Making Gus Van Sant’s Venice out of Competition title Dead Man’s Wire “felt like guerilla filmmaking”, according to cast member Myha’la Herrold.
“We were in the dead of winter in Kentucky, everything was frozen all the time,” said Herrold at the Venice press conference for the film. “Physically speaking, it was hard on our bodies. Bill [Skarsgard] and Dacre [Montgomery] were out there for hours on end in below freezing temperature in Hawaiian shirts, and still making it work the way they did – it was impressive, shocking.”
Dead Man’s Wire is a dramatisation of the true story of Tony Kiritsis, who, in 1977, took the president of the Meridian Mortgage Company hostage with a sawed-off shotgun.
Skarsgard plays Kiritsis, with Montgomery as mortgage company president Richard O. Hall.
“Gus rang me and said he wanted me to play a 56-year-old. I’m 30, for the record,” laughed Montgomery. “We got hard at work doing a lot of different cosmetic things. It’s testament to Gus, which is to say everything is malleable. it’s an ever evolving process.
“When I create a character I feel so definite and set in my ways; the great thing about Gus is he forces you to think outside of that,” continued the actor. “Your character becomes an ever-evolving thing throughout the shoot as inspiration strikes him. It was nice to break me out of my 30-year-old bubble into my 56-year-old bubble.”
Herrold plays a reporter covering the incident, and said Van Sant suggested she base the character on US political activist Angela Davis. “Playing a reporter, a person witnessing something so grand they can’t believe it’s happening – it really wasn’t that hard. I felt that way anyway,” said Herrold.
Work out schedule
Colman Domingo is on the cast as a radio DJ, inspired by a real-life DJ from the time. Domingo, who has been Oscar-nominated for best actor in the last two years for Rustin then Sing Sing, said he only shot “two or three days” on the film, but fit it into his busy schedule before a shoot on a different film in London due to the chance to work with Van Sant.
“There are roles like this and artists like Gus where you will work out your schedule to do this,” said Domingo.
Producers on the film include Cassian Elwes, who worked with Van Sant on several films when Elwes was an agent at WME. The cast also includes Cary Elwes, Cassian’s brother. “I really badgered my brother to put me in this movie,” joked Cary.
“He didn’t have to badger me that much,” responded Cassian. “When Cary says do something, I’m like, ‘OK’.”
The subject of the film has parallels to both Van Sant’s 2003 Palme d’Or winning Elephant; and the case of Luigi Mangione, the US man accused of killing UnitedHealthcare CEO Brian Thompson in December last year.
Van Sant acknowledged the Elephant connection over “the tabloid-ness of the stories” but said the films “are different in the way they’re told.”

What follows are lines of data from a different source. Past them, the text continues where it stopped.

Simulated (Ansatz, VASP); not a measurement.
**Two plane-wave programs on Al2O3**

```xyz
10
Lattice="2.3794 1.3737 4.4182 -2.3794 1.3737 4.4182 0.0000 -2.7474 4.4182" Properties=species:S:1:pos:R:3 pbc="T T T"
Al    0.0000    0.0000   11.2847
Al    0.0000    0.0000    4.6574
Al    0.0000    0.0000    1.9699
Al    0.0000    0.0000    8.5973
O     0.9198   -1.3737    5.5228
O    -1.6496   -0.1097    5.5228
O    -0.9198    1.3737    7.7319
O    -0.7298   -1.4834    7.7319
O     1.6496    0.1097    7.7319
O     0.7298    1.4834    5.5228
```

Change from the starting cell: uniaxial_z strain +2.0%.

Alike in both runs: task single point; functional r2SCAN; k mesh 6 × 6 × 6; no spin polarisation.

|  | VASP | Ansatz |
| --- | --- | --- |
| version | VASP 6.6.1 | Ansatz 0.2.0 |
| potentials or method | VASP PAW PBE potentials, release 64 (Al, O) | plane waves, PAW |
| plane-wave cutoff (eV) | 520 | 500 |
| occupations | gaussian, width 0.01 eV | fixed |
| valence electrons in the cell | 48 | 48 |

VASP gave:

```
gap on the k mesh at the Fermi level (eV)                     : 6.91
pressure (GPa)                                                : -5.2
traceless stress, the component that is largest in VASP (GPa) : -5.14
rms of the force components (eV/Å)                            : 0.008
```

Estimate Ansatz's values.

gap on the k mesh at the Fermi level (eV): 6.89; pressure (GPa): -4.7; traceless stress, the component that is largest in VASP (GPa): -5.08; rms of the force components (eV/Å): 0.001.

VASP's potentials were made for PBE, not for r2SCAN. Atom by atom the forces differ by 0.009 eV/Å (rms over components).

As for Mangione, the director noted that the project was well underway before the incident, although it did feed into production.
“The Luigi Mangione moment happened right after we started; halfway through prep, we realised there are things happening,” said Van Sant. “The [US] election happened as well – things that are dovetailing into our own project.”
“We thought ‘is that good or bad?’ – it was interesting. It probably affected us as we made it, but we didn’t change anything.”
Later asked if protagonist Kiritsis was a “loser” like several others in his filmography, Van Sant replied, “He was trying to be a winner in entering into a mortgage contract. Along the way he found he was starting to lose ground and become more out of control.
“I don’t find that he’s losing so much, but he’s fighting. In many films I’ve made, there may be sympathetic people who are fighting from the bottom.”
WME Independent handles sales on Dead Man’s Wire, which has its world premiere in Venice this evening (Tuesday, September 2).